Conventional NMR is based on the individual and linear response of nuclear magnetic moments to the applied static and rf fields (I=1/2 species, usually). The magnetisation remains small in the medium, even at high number density, since the nuclear polarisation obtained at thermal equilibrium is weak (3 ppm for protons in water samples at 1T, for instance). Therefore, only magnetic interactions between close neighbours may induce significant perturbations. This is actually the case in most solids. In liquids and gases, the contributions of all short-distance interactions are averaged out by the fast and free motion in the fluid (except intra-molecular ones, responsible for small chemical shifts).

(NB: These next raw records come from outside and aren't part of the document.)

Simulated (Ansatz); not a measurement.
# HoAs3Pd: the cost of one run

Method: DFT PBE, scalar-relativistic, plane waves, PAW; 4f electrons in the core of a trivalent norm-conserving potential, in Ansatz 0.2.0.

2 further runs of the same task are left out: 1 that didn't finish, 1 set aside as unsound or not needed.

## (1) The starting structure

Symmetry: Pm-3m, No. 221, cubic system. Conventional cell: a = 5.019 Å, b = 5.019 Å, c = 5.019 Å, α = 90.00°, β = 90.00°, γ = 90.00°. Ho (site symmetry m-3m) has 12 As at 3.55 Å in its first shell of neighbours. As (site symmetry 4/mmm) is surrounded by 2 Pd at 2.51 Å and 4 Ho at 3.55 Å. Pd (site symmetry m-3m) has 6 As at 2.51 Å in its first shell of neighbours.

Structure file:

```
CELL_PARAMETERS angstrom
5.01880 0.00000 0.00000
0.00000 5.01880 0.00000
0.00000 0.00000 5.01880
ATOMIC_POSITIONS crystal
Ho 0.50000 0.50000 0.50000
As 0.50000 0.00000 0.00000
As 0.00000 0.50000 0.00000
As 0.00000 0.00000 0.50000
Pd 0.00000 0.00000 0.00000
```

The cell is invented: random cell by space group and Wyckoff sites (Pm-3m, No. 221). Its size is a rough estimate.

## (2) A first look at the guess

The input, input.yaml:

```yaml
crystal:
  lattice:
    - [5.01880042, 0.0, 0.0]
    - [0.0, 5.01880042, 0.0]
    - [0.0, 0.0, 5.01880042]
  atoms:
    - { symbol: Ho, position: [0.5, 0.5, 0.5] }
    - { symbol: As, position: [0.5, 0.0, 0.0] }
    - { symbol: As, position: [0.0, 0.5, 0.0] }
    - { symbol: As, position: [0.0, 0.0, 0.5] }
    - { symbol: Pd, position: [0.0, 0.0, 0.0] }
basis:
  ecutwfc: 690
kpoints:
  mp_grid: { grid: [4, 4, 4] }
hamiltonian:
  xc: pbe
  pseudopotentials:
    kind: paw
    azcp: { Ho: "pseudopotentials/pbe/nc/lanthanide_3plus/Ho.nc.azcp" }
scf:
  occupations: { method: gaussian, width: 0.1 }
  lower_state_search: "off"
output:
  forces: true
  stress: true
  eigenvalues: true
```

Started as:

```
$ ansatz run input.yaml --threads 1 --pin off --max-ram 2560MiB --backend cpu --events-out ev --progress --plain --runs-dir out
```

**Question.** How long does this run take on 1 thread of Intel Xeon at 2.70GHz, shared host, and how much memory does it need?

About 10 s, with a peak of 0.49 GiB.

Today, various hyperpolarisation techniques are used to obtain highly magnetised liquid samples. In such systems, the residual long-distance interactions are strongly enhanced and yield the so-called distant dipolar field, DDF. The non-linear, non-local contribution of DDF to the time evolution of the magnetisation gives rise to spectacular changes in the macroscopic response of the system to usual RF excitations.
See, e.g., for a review:
H. Desvaux, “Non-linear liquid-state NMR”, Prog. Nucl. Magn. Reson. Spectroscopy 70 (2013) 50–71.
Our group has made pioneering observations of such effects for free induction decay signals, in low-field NMR experiments with laser-polarised ³He fluids: spectral clustering (for near-longitudinal magnetisation) and precession instabilities (for nearly transverse magnetisation). Time reversal of DDF-induced instabilities has been achieved and, in particular, the onset of unstable precession has been carefully studied.
Then, we have investigated the generation of multiple echoes by basic conventional (single-echo) pulse sequence (see our “Research” topics section).
These phenomena are solely due to DDF, i.e., they result from the enhancement of intrinsic magnetic couplings. At high magnetisation, enhanced signal amplitudes may also cause strong radiation damping, RD, a well-known effect due to the extrinsic non-linear and global contribution of the resonant field generated by the rf current which is induced in the NMR coils during Larmor precession. This additional transverse field tends to flip the magnetisation back to its equilibrium state and, hence, to enhance transverse decay in a positive spin-temperature sample (or to sustain maser emission, in a negative-spin-temperature sample). Indeed, both kinds of non-linear couplings can jointly affect NMR dynamics and lead, for instance, to the development of spin turbulence and chaotic behaviour.
We have undertaken a systematic (experimental and numerical) investigation of the spatio-temporal behaviour of the nuclear magnetisation in presence of arbitrarily strong DDF and/or RD, using innovative computations on realistic 3D lattice models.
- Extensive low field NMR work with laser-polarised ³He solutions is performed at LKB.
- Some high field work with solutions of laser-polarised 129Xe is performed in collaboration with experts of NMR spectroscopy at CEA Saclay (ANR projects: DIPOL, 2007-2011, and IMAGINE, 2013-2016; DIM Analytics (Ile de France) project: WIDENMR, 2016-2019).
For our work at low magnetic field, we can rely on an efficient and flexible method for the production of highly magnetised liquid samples (laser optical pumping of ³He followed by dissolution in superfluid 4He), which allows experiments with adjustable nuclear polarisation, ³He concentration, and temperature, in the isotopic mixture.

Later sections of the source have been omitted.